David Adjaye Graduating in ’93 was like being ejected into the void; it was the height of the crash. That forced me to start doing my own thing. I was born in Tanzania. I got here when I was ten, in the late Seventies. I studied at Middlesex and then the Royal College of Art. I got a teaching job and started doing anything: I was making furniture for people – it’s the classic story.
icon Many of your early projects were studios and houses for artists in Hoxton and the East End.
da The London art scene, that little explosion, was definitely my finishing school. What was amazing about the Nineties and the early Noughties was this incredible moment of renewed positivity, that potential for things to happen, which I’d never seen growing up in London. There was a kind of explosion of belief.
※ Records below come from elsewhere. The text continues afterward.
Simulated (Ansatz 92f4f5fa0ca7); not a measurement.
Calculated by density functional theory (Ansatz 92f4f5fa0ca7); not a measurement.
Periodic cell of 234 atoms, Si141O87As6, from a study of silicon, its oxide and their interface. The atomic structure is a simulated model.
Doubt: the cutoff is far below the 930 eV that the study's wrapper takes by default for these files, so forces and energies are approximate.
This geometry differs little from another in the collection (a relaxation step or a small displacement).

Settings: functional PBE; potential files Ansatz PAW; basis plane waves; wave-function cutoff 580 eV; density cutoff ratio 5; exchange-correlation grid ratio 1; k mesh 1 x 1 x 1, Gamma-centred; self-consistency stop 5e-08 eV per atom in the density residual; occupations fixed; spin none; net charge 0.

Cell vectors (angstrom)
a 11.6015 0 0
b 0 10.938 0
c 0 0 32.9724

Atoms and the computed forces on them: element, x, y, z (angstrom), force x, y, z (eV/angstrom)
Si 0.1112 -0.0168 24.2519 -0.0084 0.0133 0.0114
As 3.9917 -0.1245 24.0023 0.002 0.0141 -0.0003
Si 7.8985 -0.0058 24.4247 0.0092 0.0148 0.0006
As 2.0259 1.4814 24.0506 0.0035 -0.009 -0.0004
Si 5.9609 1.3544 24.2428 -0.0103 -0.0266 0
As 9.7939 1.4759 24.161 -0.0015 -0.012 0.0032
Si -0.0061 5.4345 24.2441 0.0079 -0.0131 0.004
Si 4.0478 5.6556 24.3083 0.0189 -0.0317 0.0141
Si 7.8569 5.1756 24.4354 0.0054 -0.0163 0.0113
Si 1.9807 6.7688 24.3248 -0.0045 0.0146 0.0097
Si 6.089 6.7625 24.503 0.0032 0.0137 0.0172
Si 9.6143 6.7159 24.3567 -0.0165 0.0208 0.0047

icon You were part of Hoxton’s gentrification. What do you think of the area now?
da The speed at which a place shifts, that’s been the great lesson really. The Dirty House [for artists Tim Noble and Sue Webster] was about a certain kind of austerity or brutality in that neighbourhood – and then an advertising agency opened on the other side of the road and Les Trois Garçons [an expensive French restaurant] opened behind it. It’s fascinating how the buildings become dislocated from the time that they were conceived and become almost like weird retinal after-effects that linger on in a gentrified neighbourhood, which is now about a certain bourgeois lifestyle, organic food and whatever else. I could never design a building like that there now.
icon Was there a quality of the city that you were trying to respond to with your houses?
da Yes. London is a Victorian landscape – a city for workers that has now been re-appropriated for an upwardly mobile middle class. There’s a hilarious contradiction between the plans set out by Victorian patrons and their inherited use. The social classes have morphed across the whole architectural stock. It’s interesting to me that an aristocrat would want to live in a Sixties penthouse building and an artist would want to live in a factory and a middle-class person would want to live in a Georgian house but wants to make it more like a Maine town house.
icon What was it like shifting to a public project in nearby Whitechapel?
da Well, as a young black male, for me what was interesting was that I didn’t have any disconnect. Being in a working class community brings you together with all the migrant and working class people that exist in a certain place. I could completely understand that working class life – families that felt completely ostracised by the sort of onslaught of Bangladeshi families or Ethiopian families. So when we did the community outreach I could talk to them, the working class white family, even though I was a black kid and maybe they didn’t even like me, I could at least make signals and sounds for them that they recognised as empathy.
icon Do you have any personal insights into this multiculturalism, or even racism?
da Racism now in London is a very sophisticated thing. Racism evolves just as social understanding evolves, and I find racism in London exquisitely sophisticated. If I was a scientist I would be totally fascinated by this.
icon You mean between racial subsets?
da Between racial subsets and also … English is a really beautiful language to layer things, but only if you are someone who has been brought up here can you understand the nuances. The nuances are different in the second generations. I see much more mixing in terms of ethnicity in second-generationists, they’re completely free in London, completely fluid. And then I see a very strange relationship with the children of white English people and how they negotiate with this
emergent group.
icon What do you think about the area that your office is in?
da You know, when I first came here this housing estate was so hardcore, there were burnt-out cars outside here almost every weekend. My staff would come and it would be like, my God, what the hell are you doing here, I can’t walk home when it’s dark. I liked the fact that it was on the edge of a kind of chaos. It has changed significantly but it’s still, by comparison to other places, rough. And it’s hard to believe that it’s right next to Islington but I think the estates around it keep it real as they say. But what I like about this place, unlike Notting Hill, where the working class was literally driven out, is that you just can’t see the council estates being completely colonised by the middle class.
icon Well, there are too many of them.
da Yes, and there’s this lovely exchange of both worlds and that’s what I love about this city. It contributes to a very active city life and a very non-lazy, non-accepted mode of operating. London does that better than most places, I must say. I love London more than I hate it, because of this incredible thing and I just hope we never lose it.
icon Are you still building much in London?
da It’s funny, because no one’s asking us to build in London any more. Maybe people think I’m too busy or something. I think there’s a season to be a London architect and then the city somehow ejects you into the world. But the fact that you’ve been in London becomes a very big calling card for you. I mean, it’s great to be asked to build abroad and everything but I want to build here.
This is where I’m from and what I do was developed here.